?In announcing the accord between her political party, United National Congress, and Congress of the People, Kamla Persad-Bissessar declared that "politics is a civilised form of war." The Opposition Leader was explaining why the accord was not being made public, in concert with the announcement of a formalised agreement between the two parties to contest the general election on May 24. Concerned that political "enemies" would make use of the details of such an agreement on the hustings, she chose to keep even the broad scope of the agreement secret. But Persad-Bissessar must also be aware that her battles are not only with the party in power, but also with the reservations and concerns of undecided voters, and even the committed supporters of the UNC and COP who are likely to have concerns about the new arrangements. The parties in opposition have, since the PNM returned to power in 2007, cut a less than acceptable profile as an alternative to the sitting government.

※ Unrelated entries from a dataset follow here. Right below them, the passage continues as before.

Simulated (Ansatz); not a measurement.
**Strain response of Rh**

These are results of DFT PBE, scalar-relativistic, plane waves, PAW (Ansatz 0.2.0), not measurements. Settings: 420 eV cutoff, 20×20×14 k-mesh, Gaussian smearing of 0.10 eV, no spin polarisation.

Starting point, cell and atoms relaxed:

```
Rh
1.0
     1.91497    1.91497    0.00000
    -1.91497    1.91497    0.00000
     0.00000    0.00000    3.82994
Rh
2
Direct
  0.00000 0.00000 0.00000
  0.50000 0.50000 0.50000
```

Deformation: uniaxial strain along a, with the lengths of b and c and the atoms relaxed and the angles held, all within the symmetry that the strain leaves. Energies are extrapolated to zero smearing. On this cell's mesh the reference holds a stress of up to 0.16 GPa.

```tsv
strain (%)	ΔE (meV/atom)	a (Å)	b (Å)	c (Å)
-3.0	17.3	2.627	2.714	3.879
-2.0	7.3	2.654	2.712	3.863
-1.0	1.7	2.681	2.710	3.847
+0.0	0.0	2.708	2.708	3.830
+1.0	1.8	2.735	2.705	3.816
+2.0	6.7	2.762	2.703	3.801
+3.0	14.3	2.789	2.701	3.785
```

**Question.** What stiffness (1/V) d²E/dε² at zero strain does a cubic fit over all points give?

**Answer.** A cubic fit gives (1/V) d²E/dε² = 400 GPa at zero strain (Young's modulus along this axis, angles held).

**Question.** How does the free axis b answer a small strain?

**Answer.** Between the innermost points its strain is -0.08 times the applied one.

With just a few weeks to go before the electorate returns to the polls, the UNC-COP coalition has a lot of work to do to persuade the public that it is a viable political alternative as a unified opposition force. Working against this coalition of necessity is the shaky history of such political accommodations in this country's political past. The 1986 merging of the Organisation for National Reconstruction, the Tapia House Movement, the United Labour Front and the Democratic Action Congress swept the PNM out of power in an ignominious 33-3 defeat. Within two years, that amalgamation party began to collapse, with the defection of Basdeo Panday and six Members of Parliament. By the 1991 election, the triumphant cry of "One Love" that had swept the NAR so decisively into power had dwindled to two seats in Tobago.
Nor can Winston Dookeran and Kamla Persad-Bissessar rely on the results of the 2007 elections as any guide to their future prospects either. While the statistics of that election, which benefited from a 66 per cent voter turnout, suggest that the UNC (29.7 per cent of the vote) and CoP (22.6 per cent) of two years ago would have been a potent force in combination against the PNM (45.8 per cent), that kind of arithmetic remains purely hypothetical. The electorate will be swayed, on election day, by the parties and plans presented to them for their choice, not by imaginary amalgamations. The challenge facing the UNC and COP is, at core, one of honest and effective salesmanship, persuading the voting public in 36 days that it is a real and identifiable political entity that represents the best of its component parts.
There is no room in this constrained time frame, with this level of voter anxiety, for anything but absolute transparency in articulating the architecture, frameworks and proposals of this swiftly-stitched-together political animal. In a world that emphasises openness and information sharing, the UNC-COP alliance is not only challenged by the slings and arrows of its political nemesis, but by the need to persuade an electorate, wise enough to demand greater levels of political disclosure than ever before, that it is more than a series of handshakes of convenience offered to the media's cameras. There can be no backroom deals, no unwritten "understandings," no promises to political partners that the voting public need not be aware of. Facing a political rival with a recent public history of quite visible activity, both positive and negative, all that the new political coupling presented by Winston Dookeran and Kamla Persad-Bissessar can offer is clarity about its plans for Trinidad and Tobago and its manifesto.
That document must be declared and published early, to allow voters a chance to evaluate properly and compare its proposals for the nation's future with those that the PNM has been articulating continuously during the last few years. With no time to tease, the UNC-COP alliance must articulate a position of openness, discussion and transparency on its platform, to stand any chance of distinguishing itself in a startlingly short time frame, while winning the trust of a public increasingly capable of discerning the difference between PR puffery and realistic planning.